Last updated March 12, 2025
I have something of an...obsession with e-paper displays. Over a year ago, I reverse engineered a e-ink demo kit and promised to make a Linux terminal on it. That never came to pass because affine image transformations are really really hard with zero knowledge of linear algebra.
More recently, I spent multiple months 3D modeling a case and began working on software for a portable device echoing the Game Boy Advance, designed for a monochrome Sharp Memory LCD. That project got a lot farther than the e-ink terminal but was much too ambitious, so it died too.
But behold! Not too long ago, I was digging around on Digikey, looking at their display collection, and found something new for sale:
Could it be? A color Sharp memory display, readily available from a reliable source, for a fairly decent price ($28 at the time of writing)? Indeed it is. I saw this, glanced over the datasheet, and decided to commit to the bit.
This project is called Sharpie. What you're reading now is part 1 of a saga of unknown length documenting the creative process behind a project with no explicit purpose.

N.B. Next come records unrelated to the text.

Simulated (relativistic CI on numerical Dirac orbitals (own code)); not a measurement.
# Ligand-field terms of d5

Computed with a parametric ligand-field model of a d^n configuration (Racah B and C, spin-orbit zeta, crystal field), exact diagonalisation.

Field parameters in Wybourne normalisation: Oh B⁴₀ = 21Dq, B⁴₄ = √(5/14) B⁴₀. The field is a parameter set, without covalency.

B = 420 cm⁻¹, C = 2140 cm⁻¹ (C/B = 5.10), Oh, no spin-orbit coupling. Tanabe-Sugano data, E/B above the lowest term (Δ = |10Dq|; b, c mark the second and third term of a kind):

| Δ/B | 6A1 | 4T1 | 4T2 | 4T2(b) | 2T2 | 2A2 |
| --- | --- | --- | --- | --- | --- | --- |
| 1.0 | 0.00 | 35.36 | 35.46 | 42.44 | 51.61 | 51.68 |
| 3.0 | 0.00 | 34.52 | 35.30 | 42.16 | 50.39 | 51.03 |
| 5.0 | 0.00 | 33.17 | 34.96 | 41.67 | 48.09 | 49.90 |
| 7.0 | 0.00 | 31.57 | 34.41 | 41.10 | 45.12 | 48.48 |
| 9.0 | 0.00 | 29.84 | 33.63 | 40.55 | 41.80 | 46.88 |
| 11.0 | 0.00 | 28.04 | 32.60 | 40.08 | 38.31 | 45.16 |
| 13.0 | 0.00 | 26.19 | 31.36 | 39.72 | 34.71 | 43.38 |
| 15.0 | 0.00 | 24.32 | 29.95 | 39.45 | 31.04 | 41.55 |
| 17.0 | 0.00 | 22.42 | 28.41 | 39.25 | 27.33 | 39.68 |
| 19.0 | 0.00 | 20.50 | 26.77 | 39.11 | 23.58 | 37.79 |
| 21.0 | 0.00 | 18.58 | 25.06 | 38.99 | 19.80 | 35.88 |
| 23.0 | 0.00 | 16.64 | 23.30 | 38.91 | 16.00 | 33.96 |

Fair warning: this blog post has a lot of technical things smashed together. I've tried to make them clear but it might not be for everyone. In particular, you will need some beginner-to-moderate embedded knowledge to completely understand this post.
This is a Sharp model LS021B7DD02 (which I call simply the "LS021"), a 240x320 64-color memory display. Compared to traditional TFT displays, Sharp memory displays require even less power and don't need backlights, but can be updated much faster than e-ink screens. The Pebble Time smartwatch from circa 2015 used this same type of screen, only smaller, at 1.3 inches diagonal versus the 2.1 inches diagonal of the LS021.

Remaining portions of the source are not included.